Analog vs Digital Confusion


Thinking about adding Analog to my system, specifically a Turntable, budget is about 5K but I'm having some second thoughts and I'm hoping someone can help, specifically, how can the record sound better? Scenario; an album is released in both CD and Record, the recording is DDD mixed, mastered, etc in the digital domain. It seems to me that to make the master record the process would involve taking the digital recoding and adding an additional D/A process to cut the record? So, bottom line, how can the record sound better than the CD played on compitent CDP?
rpg
Analog is better. You get a better variety of music during a listening session. The short play time of LPs forces you to change the record every 20 minutes or so. CD play time is too long.
If you listen exclusively to contemporary music recorded and processed digitally, which most of it is these days, then probably there is little benefit in investing in a turntable, and the records released concurrently with their CD counterpart likely will not sound better, everything else being equal.

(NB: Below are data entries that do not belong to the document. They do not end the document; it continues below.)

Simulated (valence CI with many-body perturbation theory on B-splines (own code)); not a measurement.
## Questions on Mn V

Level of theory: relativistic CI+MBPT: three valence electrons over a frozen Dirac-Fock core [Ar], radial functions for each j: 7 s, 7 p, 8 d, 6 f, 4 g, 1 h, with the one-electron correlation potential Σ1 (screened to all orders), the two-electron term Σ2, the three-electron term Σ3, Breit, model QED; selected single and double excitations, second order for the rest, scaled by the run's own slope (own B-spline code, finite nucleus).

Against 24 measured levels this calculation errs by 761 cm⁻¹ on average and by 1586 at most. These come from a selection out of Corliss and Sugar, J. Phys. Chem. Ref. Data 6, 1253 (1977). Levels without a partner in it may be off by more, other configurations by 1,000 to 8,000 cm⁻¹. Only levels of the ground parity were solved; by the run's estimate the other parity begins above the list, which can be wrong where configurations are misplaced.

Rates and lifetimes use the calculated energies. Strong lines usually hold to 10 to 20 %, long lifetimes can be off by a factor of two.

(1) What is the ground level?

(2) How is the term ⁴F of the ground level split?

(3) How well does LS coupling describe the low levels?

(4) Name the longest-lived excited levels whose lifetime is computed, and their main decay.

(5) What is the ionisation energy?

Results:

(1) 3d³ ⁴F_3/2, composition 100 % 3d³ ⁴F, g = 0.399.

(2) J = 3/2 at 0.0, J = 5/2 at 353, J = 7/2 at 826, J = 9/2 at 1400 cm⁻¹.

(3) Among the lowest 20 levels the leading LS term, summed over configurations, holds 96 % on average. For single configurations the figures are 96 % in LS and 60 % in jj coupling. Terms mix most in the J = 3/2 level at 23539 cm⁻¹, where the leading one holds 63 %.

But, as Frogman's post discussed even if indirectly, it's an entirely different thing if we're talking about music that was originally recorded using purely analog technology to be released on vinyl exclusively, which is essentially most of, if not all, classic jazz and classic rock. Digital technology might have made a huge progress, but I disagree with opinions that digital can sound as good as analog when it comes to the music originally destined for vinyl only. To me, sonic superiority of vinyl there is unmatched and every effort should be made to listen to it as it was meant to be - on a turntable.

P.S.
The assumption is of course that the records are the original releases, not dubious reissues, which is an entirely different subject...
I believe that if you are talking about CD only, digital can never compare to analog. Just the process of mixing down to 44khz ruins it, even from the same master.
I have many albums that sound more natural than the same cd. Very rarely does the cd match or exceed the album's ability to replicate the sound of music in the room. As for DDD recordings on vinyl--usually, there is not much of a difference between the album and the cd, but sometimes the difference is big and usually but not always in favor of vinyl. Case in point--Clapton Unplugged, recorded DDD. The vinyl is far superior with a very quiet pressing at Pallas.
OTOH, gotta love the convenience and guaranteed lack of vinyl tics, pops, tracking issues, etc. of cd (or streaming). When I have the time--it's vinyl. If not I'm ok with cd.